"From the darkness, sleeping light." Formerly luminus dormiens. Lux pacis, light of peace.

Quote: "Sometimes I think the surest sign that intelligent life exists elsewhere in the universe is that none of it has tried to contact us." --Bill Watterson, cartoonist, Calvin and Hobbes

20031008

On the last day of the trip to London. I grew sick on the plane, enough to throw up, with such splitting headache that never go away.

BART, which I walked toward with a heavy look, I rode nonchalantly. During my nap, I ignored the shuffle of people that came and left on the train. Were I of a better health, I would have been much fascinated, as any gay boy would, watching the to-and-fro over which we have no control nor any interest.

There was a boy with a bicycle and a headphone, I think. He got on from Balboa, or somewhere, and got off somewhere. I paid him no mind, though I sneaked a look on his body once in a while.
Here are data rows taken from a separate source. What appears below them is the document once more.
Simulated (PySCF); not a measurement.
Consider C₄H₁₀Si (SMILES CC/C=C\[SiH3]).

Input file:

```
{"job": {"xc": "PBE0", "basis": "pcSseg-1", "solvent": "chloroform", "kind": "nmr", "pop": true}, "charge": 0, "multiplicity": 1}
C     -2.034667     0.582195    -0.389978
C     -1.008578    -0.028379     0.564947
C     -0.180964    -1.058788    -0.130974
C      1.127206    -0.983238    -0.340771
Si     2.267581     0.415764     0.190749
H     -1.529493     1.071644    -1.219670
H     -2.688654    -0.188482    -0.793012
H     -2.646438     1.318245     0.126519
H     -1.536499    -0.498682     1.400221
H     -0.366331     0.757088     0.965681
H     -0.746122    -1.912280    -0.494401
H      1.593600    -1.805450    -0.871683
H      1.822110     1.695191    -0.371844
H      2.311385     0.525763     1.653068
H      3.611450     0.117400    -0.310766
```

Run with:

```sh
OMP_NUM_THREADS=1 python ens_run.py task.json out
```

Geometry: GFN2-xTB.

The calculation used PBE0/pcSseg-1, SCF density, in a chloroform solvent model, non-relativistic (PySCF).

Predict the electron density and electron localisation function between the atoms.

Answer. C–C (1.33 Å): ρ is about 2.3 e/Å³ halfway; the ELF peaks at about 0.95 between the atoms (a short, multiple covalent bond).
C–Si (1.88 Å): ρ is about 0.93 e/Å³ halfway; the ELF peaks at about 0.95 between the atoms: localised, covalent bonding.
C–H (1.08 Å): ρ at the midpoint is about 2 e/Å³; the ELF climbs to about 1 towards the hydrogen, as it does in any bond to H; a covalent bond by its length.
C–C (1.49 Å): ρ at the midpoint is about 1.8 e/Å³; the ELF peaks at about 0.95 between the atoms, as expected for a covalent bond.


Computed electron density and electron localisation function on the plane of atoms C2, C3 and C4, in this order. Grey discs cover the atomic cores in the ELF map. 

There was this woman, there was this man, there was this couple, there was this troupe of friends, this Chinese, that Hindu. All the while, I dozed, trapped between this state of sickness that I know my body tries with all its might to survive and this state of reasoning that tried to observe (as in out of body experience) and yet incessantly drifting off into dreamy sleep.

What strange time we live in, that we are so nonchalant that we cannot say as one famous man said, "Life has no better things than this," when he rode on a horse before the horse-less carriage came along.